JAIPUR: Across the country, payments worth Rs 9,124 crore are yet to be paid for work done in the 2016-17 financial year under the Mahatma Gandhi National Rural Employment Guarantee Act (MGNREGA). This comes at a time when Prime Minister Narendra Modi has created incentive schemes for rewarding those using the digital payment platform. Only days ago, 20-year-old Maharashtra student Shradha Mengshette was surprised to win Rs1 crore as reward for buying a mobile phone worth Rs1,500 using the cashless mode.
PM Modi, however, has no such pleasant surprises for those who have toiled to make ends meet in India’s villages. Material suppliers under MGNREGA are owed the bulk of pending payments, 63%, according to the MGNREGA website accessed on April 16; 35% is owed to workers as wages; the remaining 2% is for administrative expenses.

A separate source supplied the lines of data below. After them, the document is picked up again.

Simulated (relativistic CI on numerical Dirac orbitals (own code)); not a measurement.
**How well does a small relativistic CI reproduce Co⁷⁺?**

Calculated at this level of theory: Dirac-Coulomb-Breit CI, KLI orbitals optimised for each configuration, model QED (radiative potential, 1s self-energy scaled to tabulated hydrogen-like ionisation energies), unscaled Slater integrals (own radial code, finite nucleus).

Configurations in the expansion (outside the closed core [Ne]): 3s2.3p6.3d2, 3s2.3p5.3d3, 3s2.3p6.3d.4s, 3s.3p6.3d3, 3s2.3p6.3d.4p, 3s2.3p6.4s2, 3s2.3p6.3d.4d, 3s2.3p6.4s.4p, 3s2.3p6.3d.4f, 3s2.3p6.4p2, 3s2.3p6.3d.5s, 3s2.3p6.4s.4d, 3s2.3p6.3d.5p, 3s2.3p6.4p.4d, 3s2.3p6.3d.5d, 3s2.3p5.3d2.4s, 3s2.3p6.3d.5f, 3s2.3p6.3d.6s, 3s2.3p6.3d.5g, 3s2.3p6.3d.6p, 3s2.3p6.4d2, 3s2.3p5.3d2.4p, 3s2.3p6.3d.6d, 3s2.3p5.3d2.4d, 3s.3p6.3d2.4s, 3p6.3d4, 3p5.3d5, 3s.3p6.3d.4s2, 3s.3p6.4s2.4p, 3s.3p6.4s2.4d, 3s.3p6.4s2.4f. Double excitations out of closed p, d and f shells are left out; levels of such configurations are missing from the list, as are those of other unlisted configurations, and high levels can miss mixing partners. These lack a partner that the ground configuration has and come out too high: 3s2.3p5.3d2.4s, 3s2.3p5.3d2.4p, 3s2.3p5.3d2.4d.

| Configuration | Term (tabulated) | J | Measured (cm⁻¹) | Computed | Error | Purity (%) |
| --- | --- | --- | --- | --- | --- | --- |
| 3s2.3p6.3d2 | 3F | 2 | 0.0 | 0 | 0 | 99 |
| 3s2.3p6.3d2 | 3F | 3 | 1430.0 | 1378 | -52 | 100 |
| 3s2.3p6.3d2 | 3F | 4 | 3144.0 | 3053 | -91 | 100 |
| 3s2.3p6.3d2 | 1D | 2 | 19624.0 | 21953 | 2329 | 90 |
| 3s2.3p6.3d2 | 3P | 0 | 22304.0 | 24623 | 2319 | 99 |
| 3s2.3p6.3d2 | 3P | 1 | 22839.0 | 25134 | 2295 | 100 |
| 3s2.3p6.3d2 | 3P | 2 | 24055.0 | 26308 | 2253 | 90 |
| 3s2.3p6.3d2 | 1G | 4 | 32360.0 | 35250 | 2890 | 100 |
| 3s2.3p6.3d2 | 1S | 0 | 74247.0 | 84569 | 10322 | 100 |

The most important reason for this delay in payment is failure by the government to complete tasks required for making payments — generation of wage-lists and Fund Transfer Orders (FTOs). Some FTOs were rejected for technical errors, for instance wrong entry of workers’/vendors’ account details in the MGNREGA Management Information System (MIS). Some FTOs were not processed by the Public Finance Management System (PFMS), an online application of the Centre through which several social security payments are now routed.
Workers who do not get wages in 15 days of finishing work are entitled to a meagre compensation at 0.05% of pending wages per day of the delay. However, only 2.5% of the Rs. 411.72 crore of compensation due for delayed payments in 2016-17 was actually paid.
The primary reason for non-payment of compensation is untenable discretion given to the nodal district-level MGNREGA functionary, the programme officer, for "rejecting" compensation amounts calculated automatically by the MIS. The officer is not bound even to offer a reason for rejection.